Meanwhile, the American Embassy has, this calendar year of 2011, managed to awake the sleeping Americans living here to their duty to file their personal income tax forms with the U.S. Internal Revenue Service, setting off screeches of fear and quaking of the knees. I’ve been the recipient of a fair amount of resulting tax work, and have widened my familiarity with various fact and income patterns . . . the hard way, in some cases: by having to re-file some of my clients’ tax forms.
But let’s speak about taxation. It has been awhile. Here are my latest gripes, the first of which is probably of greater interest to tax preparers than to tax clients.

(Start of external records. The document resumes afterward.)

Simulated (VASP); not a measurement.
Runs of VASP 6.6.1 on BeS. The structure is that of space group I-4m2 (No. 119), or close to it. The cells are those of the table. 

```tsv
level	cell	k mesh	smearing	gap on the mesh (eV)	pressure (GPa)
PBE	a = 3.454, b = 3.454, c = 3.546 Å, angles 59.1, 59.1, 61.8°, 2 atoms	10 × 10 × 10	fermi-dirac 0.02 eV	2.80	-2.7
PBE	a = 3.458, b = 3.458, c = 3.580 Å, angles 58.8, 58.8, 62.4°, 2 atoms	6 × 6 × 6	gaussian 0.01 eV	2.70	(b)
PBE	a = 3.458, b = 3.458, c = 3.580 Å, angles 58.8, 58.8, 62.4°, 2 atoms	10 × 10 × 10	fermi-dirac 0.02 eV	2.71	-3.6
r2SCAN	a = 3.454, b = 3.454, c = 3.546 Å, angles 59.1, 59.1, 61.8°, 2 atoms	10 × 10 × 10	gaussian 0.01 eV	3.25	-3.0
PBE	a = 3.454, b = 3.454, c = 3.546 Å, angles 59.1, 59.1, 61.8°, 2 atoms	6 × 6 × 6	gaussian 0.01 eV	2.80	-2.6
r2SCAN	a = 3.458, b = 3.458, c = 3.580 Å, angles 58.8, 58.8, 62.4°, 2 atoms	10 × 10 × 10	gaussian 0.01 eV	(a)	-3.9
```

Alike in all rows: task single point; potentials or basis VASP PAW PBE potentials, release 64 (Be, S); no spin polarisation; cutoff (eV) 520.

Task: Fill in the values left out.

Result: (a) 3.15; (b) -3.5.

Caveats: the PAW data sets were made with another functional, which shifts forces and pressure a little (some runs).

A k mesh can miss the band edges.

The IRS requests that we complete the Foreign Earned Income worksheet to determine one’s taxable income. When this is not used (inadvertently, in part because it is a relatively new tax calculation requirement and in part because it is not placed intrinsically into the tax form itself), instead using the standard U.S. Tax Table, the tax appears to be under-stated. Using the Tax Table, it is only under-stated to the extent of the foreign earned income exclusion (Form 2555 and 2555-EZ), which is a convenient formulation for writing down one’s foreign earned income - income that has already been taxed in a foreign country – in our case, Norway. So when one uses the Tax Table, the tax is lower. However, any resulting foreign tax credit calculation (Form 1116) would show the IRS that the level of actual tax paid to Norway on the income was sufficient to cover even the larger amount of tax that would have resulted by use of the Foreign Earned Income worksheet for calculating tax. And let’s just say that the Form 1116 was included in that package of materials that did not use the Foreign Earned Income Tax worksheet, but did use the Tax Table to calculate the tax . . .
If you are still with me here, please note: Instead of the IRS, then (a) informing the tax client by mail that they should complete the Foreign Earned Income tax worksheet and re-file their forms (i.e. since they can see that the taxes paid to Norway are sufficient to cover the difference), the IRS instead does (b) informs the tax client by mail that they did not utilize the Foreign Earned Income worksheet to calculate their tax and should therefore immediately pay $8,765 dollars to the IRS, or will be subject to extreme penalties and possible legal action.
The ‘immediately pay’ part is tricky: since the payment to the IRS is due within 30 days of the IRS’s letter date, and the letters never arrive before exactly 30 days have elapsed, the payment is due on the date the letter is opened by the unsuspecting American overseas in, for example, Norway, who, to be honest, does not owe a penny to the IRS.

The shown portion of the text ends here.